Rui Calçada Bastos understands how important secrecy is. The envelope as a wrapping, of a latent content, tells us nothing – it’s a façade. Many times, we don’t even see it here – lights project it, glass and photographs suggest it, like a spectre. When it does appear, it is in a delicate situation: suspended on a mail scale or supported by a compass frame, with a sharp spike, pointing northwards and to our gaze. Ducking down to open it is impossible. The spike would blind us. What enigma is this?

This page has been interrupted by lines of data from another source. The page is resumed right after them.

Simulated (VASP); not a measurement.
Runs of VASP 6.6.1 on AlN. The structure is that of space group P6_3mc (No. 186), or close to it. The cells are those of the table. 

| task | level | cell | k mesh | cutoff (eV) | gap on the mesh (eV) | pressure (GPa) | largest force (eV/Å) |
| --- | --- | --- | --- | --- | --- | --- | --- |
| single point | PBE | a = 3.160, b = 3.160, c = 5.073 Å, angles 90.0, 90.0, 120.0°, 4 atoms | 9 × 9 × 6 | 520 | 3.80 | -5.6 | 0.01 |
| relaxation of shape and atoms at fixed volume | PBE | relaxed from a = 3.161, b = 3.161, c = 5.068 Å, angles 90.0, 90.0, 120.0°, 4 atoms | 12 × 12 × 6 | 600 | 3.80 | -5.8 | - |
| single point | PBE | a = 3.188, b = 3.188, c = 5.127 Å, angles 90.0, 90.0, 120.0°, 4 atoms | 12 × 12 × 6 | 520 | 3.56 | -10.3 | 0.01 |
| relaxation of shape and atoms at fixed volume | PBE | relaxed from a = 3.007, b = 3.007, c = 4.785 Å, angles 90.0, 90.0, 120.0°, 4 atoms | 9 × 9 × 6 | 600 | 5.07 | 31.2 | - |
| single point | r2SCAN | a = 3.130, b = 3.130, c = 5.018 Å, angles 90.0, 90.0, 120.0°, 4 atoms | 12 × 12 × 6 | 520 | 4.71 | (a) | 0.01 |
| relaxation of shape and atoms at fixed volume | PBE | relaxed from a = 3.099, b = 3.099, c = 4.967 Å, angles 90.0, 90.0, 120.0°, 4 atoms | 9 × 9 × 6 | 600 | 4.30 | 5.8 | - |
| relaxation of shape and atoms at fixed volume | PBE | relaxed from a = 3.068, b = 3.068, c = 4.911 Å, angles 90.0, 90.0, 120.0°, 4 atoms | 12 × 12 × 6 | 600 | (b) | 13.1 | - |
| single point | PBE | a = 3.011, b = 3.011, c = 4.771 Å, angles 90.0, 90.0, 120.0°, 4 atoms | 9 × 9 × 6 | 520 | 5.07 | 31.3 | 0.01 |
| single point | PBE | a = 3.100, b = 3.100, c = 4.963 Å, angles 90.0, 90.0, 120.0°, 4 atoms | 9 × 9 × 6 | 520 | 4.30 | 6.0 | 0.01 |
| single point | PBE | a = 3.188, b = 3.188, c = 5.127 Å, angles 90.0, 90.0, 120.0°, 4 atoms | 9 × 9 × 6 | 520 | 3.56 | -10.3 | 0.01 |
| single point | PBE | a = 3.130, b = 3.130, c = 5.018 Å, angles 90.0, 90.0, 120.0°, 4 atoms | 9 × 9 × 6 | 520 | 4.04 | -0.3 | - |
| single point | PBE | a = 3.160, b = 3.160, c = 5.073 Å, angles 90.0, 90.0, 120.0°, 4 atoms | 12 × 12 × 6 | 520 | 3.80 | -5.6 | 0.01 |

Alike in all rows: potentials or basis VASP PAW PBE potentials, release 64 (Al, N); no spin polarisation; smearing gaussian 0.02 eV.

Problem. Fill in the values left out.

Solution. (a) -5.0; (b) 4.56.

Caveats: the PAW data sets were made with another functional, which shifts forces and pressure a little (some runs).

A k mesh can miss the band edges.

Perhaps it is the lack of it, the dread of aphasia, the anxiety of penetrating an object and having it tell us nothing, no purpose and no content – it just mirrors us and displays whatever we want it to signify. This reflection is literal in Bullet Point, a small correspondence desk, covered by the suggestion of an envelope in a mirrored glass, which appears reshaped in Love letter, love letter, go tell her, go tell her. Here, when we come closer, the mirror reflects us – when we wanted to unveil the secret, we see our image. Within the intimacy of the exhibition’s five works, under sultry, peripheral spotlights that make everything more intimate, the anxiety and the silent nightmare come true. This reading is perhaps due to my attempt to write a text that uselessly wants to unravel something or, more sensibly, approach it. To take her out of the nightmare and see her as a dream, an ethereal silence, ethereally suspended, may be the key to this approach. But to what extent does it reveal us the words when the envelopes are closed? False. Two of them are open. In Heavy Weightlessness (the title is in itself a contradiction), we read a message: “Still is the Unspoken Work/ The Word Unheard”. The word that says nothing, as if it were a skin. Everything is skin, lining, occlusion. According to the exhibition text, the phrase was inspired by T.S. Elliot’s Ash Wednesday, whose continuation is deleted here: “Where shall the word be found, where shall the word? /Resound? Not here, there is not enough silence”. In There are no walls between us, we see the process of constructing a message: someone digs a hole in the wall to insert a sealed envelope, where the title of the work is read on an enclosed paper. The context blasts the message. The evoked semantic transparency is broken by the actual space it is in. As in Love letter, love letter, go tell her, go tell her, where apparent envelopes unveil themselves in projections, through which we see the wall acting as a canvas. Spotlights sequentially tilted like a clock or compass. There is also mirrored glass underneath, perpendicular to the foci, making the compositions more like a computer, where an invisible email is projected (the envelope still has the Outlook icon). But nothing is revealed.
Perhaps this is an exhibition about disillusionment, apathy. What will the message writing reveal if we are willing to receive it? What do the objects evoke when we see them inside this four-walled white cube? Probably an isolated moment of contemplation, dissipated on the way out of the gallery. But if there was disappointment, it does not come to fruition: the exhibition does not abandon us. Everything is too enigmatic for us to give up. After the fourth photograph of There Are No Walls Between Us, after the envelope placed on the wall, we see only a white light illuminating the gallery wall, a rectangular focus as a ghost of another absent photograph. It was halfway through the image, just as the works were halfway through their completion. The plot builds up to close at the last second. Have we lost the North that the compass wanted to point out? The spotlight illumination makes the objects gatekeepers of serious, baroque shadows. Rui Calçada Bastos must be fond of Maria Filomena Molder: the brightness seduces us; we must decipher the shadow and drama. I don’t know. The communication breakdown is all we need to know, ultimately. We have only the possibility, the imagination of what they could want to tell us, the hope of pinning down the words. Even then, what could they reveal? The silence? Not necessarily. Silence can cloak many things. Sometimes a timid love hides a vital condition that we are too dependent to admit. A reason for being and doing. Being intelligible, everything is too passionate: the communication difficulty is guided by minutely controlled points of contact. This keeps us going and finding out.
Perhaps the exhibition wants to be that first, embarrassed, secret love letter. “How can I find a way to make you see I love you, if words don’t come easy?”.
Words Don’t Come Easy by Rui Calçada Bastos is on show at Galeria Bruno Múrias until July 23.